From the people who brought you Scope comes a novel way of using BBC graphics. Battle Planets is set in a long trench which stretches from the front of the screen and goes backwards in 3D. A very clever but little used feature of BBC Basic, known as colour swapping, is used to convey movement.
This makes the trench appear to come towards you very fast which gives the impression of you actually moving through the screen.
You may have seen this technique on the BBC programme, Making The Most Of The Micro. Remember that wonderful demo with two globes spinning in opposite directions?
Battle Planets is written entirely in Basic. You can even break into the program by pressing Escape, but this doesn't matter. The game is certainly not slow - in fact, if anything, it's too fast.
Your mission is to fly through the trench which is situated on these battle planets. The planets are actually giant spaceships which have invaded human civilisation as we know it (well, that's what it says on the cassette) and the trenches are weak spots.
As you travel along the trench, so you come closer to the very heart of the battle planet. Your ultimate mission is to detonate a plasma bolt at the centre, thus rendering it harmless.
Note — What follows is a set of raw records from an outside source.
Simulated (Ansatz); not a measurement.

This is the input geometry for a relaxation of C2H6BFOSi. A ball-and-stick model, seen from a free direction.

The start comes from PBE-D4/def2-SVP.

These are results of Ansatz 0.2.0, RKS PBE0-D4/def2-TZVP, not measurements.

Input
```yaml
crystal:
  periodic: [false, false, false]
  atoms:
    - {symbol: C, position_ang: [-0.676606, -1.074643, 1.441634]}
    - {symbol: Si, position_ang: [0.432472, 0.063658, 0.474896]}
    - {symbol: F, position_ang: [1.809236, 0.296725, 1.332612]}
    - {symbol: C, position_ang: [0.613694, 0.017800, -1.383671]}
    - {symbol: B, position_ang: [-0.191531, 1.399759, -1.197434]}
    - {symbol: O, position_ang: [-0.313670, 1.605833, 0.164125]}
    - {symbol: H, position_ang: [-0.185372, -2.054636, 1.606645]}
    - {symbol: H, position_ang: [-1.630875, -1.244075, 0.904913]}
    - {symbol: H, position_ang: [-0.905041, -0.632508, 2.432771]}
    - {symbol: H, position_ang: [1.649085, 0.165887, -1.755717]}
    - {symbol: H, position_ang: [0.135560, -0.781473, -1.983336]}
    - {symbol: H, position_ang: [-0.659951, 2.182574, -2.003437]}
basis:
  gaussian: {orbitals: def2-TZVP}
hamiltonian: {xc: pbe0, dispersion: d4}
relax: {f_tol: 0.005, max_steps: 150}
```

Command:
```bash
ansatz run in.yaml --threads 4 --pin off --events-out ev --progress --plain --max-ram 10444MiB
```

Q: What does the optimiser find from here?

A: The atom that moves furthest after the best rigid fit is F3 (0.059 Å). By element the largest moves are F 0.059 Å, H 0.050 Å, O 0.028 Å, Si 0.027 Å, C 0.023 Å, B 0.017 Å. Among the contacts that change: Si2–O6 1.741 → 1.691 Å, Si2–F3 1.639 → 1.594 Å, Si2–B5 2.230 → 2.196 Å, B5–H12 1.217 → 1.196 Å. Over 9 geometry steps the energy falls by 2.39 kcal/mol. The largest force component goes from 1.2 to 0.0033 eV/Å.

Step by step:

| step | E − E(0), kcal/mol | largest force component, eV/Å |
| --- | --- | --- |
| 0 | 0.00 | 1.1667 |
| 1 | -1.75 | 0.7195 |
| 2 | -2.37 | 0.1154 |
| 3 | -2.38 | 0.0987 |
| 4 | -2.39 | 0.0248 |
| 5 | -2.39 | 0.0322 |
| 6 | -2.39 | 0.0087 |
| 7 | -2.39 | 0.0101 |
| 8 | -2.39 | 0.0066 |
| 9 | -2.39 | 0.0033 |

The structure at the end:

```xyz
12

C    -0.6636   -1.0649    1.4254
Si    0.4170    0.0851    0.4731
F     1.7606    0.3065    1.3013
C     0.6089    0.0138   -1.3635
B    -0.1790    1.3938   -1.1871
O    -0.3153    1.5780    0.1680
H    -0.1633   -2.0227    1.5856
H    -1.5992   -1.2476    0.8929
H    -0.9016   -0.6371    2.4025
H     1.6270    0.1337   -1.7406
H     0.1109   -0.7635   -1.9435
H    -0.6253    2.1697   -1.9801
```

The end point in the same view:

You can move your craft up, down, left and right by using the keyboard. Pressing the Return key will fire the gun which serves to keep the robot fighters at bay.
You also have a force shield, although this doesn't last long and being cowardly will not give you a very long game.
All these keys are a bit tricky to keep a finger on at the same time, but you slowly get used to it.
If you're still alive after facing all that, then the commander of the robot fighters, hungry for some excitement after watching all the action, will join the fight. At this stage, there's not a lot you can do. He is indestructible, although a quick blast with a plasma bolt will paralyse him for a few moments. You only have three of these, however, and you must save one of them to destroy the heart of the planet. So life's pretty hard all round, really.
At the top of the screen is a display of your remaining energy. If this drops to zero, then you've had it. You are no longer. What I found infuriating is that you only get one life, which means that you have to start the game again by pressing the Space bar three times. You then have to wait while the game draws all the different colours which make up the trench so that the colour swapping will work.
Apart from that, though, the game is great. It's hard, but great. Graphics, as already mentioned, are good and sound is included too. For a game written in Basic, it is pretty sharp programming which, having seen their Scope games designer, I've come to expect from ISP.